Eric Welsh – Chilliwack Progress
Despite being badly outplayed by the Langley Rivermen in game seven of their first-round BCHL playoffs series, it is the Chilliwack Chiefs who are moving on to the second round.
The Rivermen out-shot the Chiefs 45-21 in Sunday night’s deciding game at Prospera Centre, but outstanding goaltending from Daniel Chenard and two goals from Cole Donhauser made the difference in a 3-2 win.
Chilliwack completed an epic comeback that seemed unlikely six days ago when a 5-0 loss at Langley put them in a 0-3 hole in this best-of-seven series.
“We weren’t happy after game three and knew we could do better, but we never thought we were going to lose this season,” Chenard said. “We always believed and that was a big thing. Once we got that first win the mood changed completely and we just kept rolling from there.
“We always knew we were going to make this happen.”
Chenard stopped 45 shots in game seven and was an easy choice as the first star.
Since being pulled in the first period of that 5-0 loss after giving up three goals on 10 shots, the Quebec kid has stopped 140 of 147 pucks.
He’s as locked in as he’s ever been.
“It was do or die and we all had to step up our game after game three,” the goalie said. “That went for me too. I was letting some soft ones in and I had to do better. So I focused on giving it my all on every shot, forgetting about the past and playing in the present.”
Chenard’s Chiefs opened the game seven scoring on a first period power play, with Harrison Blaisdell collecting his first of the series.
With Langley’s Stephen Sielsky in the sin bin for high sticking, Kevin Wall skated into the left faceoff circle and rifled a shot on net.
The puck hit a body in front and found Blaisdell’s stick as he stood at the right post. The Abbotsford native had a tap-in for his first of the series.
A lucky bounce gave the Chiefs a 2-0 lead 75 seconds later.
Donhauser circled behind the Langley net and put a centering pass into the goal-mouth for Skyler Brind’Amour. But the puck hit Langley defenceman Brian Scoville instead and caromed into the net.
The Chiefs were out-shot 17-7 in the first period but led 2-0.
Rivermen forward Kalen Szeto cut the Chiefs lead in half 4:14 into the middle frame and Langley dominated the period.

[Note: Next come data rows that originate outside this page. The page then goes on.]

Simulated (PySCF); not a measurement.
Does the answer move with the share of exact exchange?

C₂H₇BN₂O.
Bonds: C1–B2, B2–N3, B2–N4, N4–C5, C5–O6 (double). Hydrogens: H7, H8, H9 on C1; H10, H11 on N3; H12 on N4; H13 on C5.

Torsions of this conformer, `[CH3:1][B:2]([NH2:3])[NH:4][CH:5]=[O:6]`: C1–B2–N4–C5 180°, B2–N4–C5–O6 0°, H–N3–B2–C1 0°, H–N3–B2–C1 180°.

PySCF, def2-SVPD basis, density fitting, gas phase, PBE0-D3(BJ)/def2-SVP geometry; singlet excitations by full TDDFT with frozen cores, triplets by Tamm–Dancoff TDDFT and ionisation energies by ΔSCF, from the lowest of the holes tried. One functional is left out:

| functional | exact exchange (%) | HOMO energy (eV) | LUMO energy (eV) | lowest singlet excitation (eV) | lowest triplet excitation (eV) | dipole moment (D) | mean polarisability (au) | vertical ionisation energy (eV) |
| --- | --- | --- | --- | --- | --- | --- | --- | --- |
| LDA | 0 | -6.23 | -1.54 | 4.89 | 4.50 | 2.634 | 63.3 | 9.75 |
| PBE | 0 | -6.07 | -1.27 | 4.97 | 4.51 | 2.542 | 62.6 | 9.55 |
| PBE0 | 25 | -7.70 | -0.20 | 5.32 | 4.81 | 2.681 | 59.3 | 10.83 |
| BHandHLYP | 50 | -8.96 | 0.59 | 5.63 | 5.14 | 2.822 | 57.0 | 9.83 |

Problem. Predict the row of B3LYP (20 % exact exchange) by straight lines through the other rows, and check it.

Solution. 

They nearly had the game tied in a goal-mouth scramble, but Chenard got a helping hand from defenceman Marcus Tesink, who dropped to his knees in the blue paint to block a point-blank shot from a Langley forward.
“He saved our like and I might have to buy him a dinner or something,” Chenard laughed.
The Chiefs were under siege at that point, and when Brett Rylance was sent off for tripping at 16:44 it felt like the visitors were poised to get the tying goal. Instead, it was Donhauser turning the tables with a shorthanded goal. Chilliwack defenceman Brody Gagno forced a turnover at his own blueline, and as he grabbed the puck, captain Skyler Brind’Amour spotted Donhauser slipping behind the Langley D.
“I saw a lane and Brindy made a pretty unbelievable pass,” Donhauser said. “I wasn’t too sure what I was going to do, so I went to the spot I like to shoot, low blocker, and it worked out.”
The Rivermen sliced into the lead in the third period, scoring with 9:36 to play.
Langley captain Alec Capstick held in a clearing attempt at the Chilliwack blueline and put the puck into the slot for Szeto. The 16 year old Vancouver native put a backhand pass across the slot to Trevor Ayre, whose quick shot beat Chenard.
Chenard made some huge stops as time ticked down, none bigger than his robbery on Chase Pletzke, who was left all alone in front of the net only to be thwarted by the goalie’s blocker.
Langley coach Bobby Henderson brought Fleming to the bench with 1:12 to play and seconds later Jacques Bouquot sent a rink length shot off the right post of the empty net.
Some nights that comes back to haunt you.
On this night, Brind’Amour was able to win one final draw and his team was able to kill off the final seconds in the corner to the left of Chenard.
Donhauser said his young team learned some valuable lessons from their battle with Langley that they’ll now carry into their round-two series with the Prince George Spruce Kings.
“The first few of this series, I don’t think our compete level was where it needed to be,” the New York native noted. “Especially for playoffs, it was a bit of a rude awakening for us.
“We knew we had to pick it up a level when we were down 3-0 and we showed we can.
“We’ve learned that playoffs are a lot more physical and we won’t get the (penalty) calls we get during the regular season. But we also know we’re one of the most skilled and fastest teams in the league, and we need to work through the physical stuff and play our game.”